The Nationwide Building Society has reported that UK annual house price growth remained below 1% for the seventh consecutive month in June, at 0.5%.
The UK’s largest building society revealed a 0.1% price rise during the month, after taking account of seasonal factors.
Robert Gardner, Nationwide’s chief economist, said: “Survey data suggests that new buyer enquiries and consumer confidence have remained subdued in recent months. Nevertheless, indicators of housing market activity, such as the number of mortgages approved for house purchase, have remained broadly stable.
“Housing market trends are likely to continue to mirrordevelopments in the broader economy. While healthy labour market conditions and low borrowing costs will provide underlying support, uncertainty is likely to continue to act as a drag on sentiment and activity, with price growth and transaction levels remaining close to current levels over the coming months.
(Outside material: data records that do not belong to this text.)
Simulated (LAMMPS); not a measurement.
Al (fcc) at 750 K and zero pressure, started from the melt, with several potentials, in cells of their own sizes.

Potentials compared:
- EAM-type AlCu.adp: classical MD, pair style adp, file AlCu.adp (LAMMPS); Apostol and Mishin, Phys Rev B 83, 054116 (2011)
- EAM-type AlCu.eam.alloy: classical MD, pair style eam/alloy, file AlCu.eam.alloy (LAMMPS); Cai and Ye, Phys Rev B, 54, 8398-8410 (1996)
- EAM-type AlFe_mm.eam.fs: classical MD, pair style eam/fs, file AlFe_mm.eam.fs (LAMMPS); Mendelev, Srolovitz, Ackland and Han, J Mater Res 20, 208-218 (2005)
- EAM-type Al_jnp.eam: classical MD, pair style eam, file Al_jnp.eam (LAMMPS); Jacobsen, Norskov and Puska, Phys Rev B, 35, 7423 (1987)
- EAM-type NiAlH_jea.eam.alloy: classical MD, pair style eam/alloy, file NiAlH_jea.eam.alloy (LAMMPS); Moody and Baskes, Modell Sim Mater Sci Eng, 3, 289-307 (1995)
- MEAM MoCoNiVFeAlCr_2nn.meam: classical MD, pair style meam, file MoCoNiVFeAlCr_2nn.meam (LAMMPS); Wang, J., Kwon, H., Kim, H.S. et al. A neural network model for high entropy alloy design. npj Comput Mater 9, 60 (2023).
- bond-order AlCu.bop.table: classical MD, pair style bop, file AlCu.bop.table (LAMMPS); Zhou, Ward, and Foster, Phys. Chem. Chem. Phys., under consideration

“Northern Ireland remained the strongest performing home nation in Q2, with annual price growth rising to 5.2%, from 3.3% last quarter. Wales also saw a pick up to 4.2%, from 0.9% in Q1. Price growth in Scotland was more subdued, at just 0.4% year-on-year. Nevertheless, England remained the weakest performing home nation, with prices essentially flat compared with a year ago.
“Looking across England, the Outer Metropolitan was the weakest performing region in the three months to June, closely followed by the Outer South East, with annual price declines of 1.8% and 1.6% respectively.
“Prices also fell in London for the eighth quarter in a row, though the annual pace of decline moderated to 0.7%, from 3.8% last quarter. Moreover, prices in the capital are still only around 5% below the all-time highs recorded on Q1 2017 and c50% above their 2007 levels (by comparison, UK prices are only around 17% higher over the same period).
“Elsewhere in England, annual price growth remained relatively modest in Q2, with Yorkshire & Humberside the best performing region, with a 3% year-on-year rise.
“House price growth across northern England (North, NorthWest, Yorkshire & Humberside, East Midlands and West Midlands) averaged 2.1%, remaining ahead of that in the south (London, Outer Metropolitan, Outer South East and East Anglia), which experienced a 0.7% fall. These trends are not entirely unexpected, however, as they follow several years of sustained outperformance in London and the south, which left affordability more stretched in these areas.”
Jeremy Leaf, north London estate agent and a former RICS residential chairman, added: “These figures show the market remains in limbo at present awaiting political direction and more certainty but no real movement one way or the other. Encouragingly, both prime ministerial contenders seem to recognise the importance of housing market activity to economic prosperity, irrespective of Brexit.
“At the sharp end, many buyers in particular are still cautious but looking beyond 31st October whereas successful sellers are facing up to sometimes unpalatable offers in order to move on.”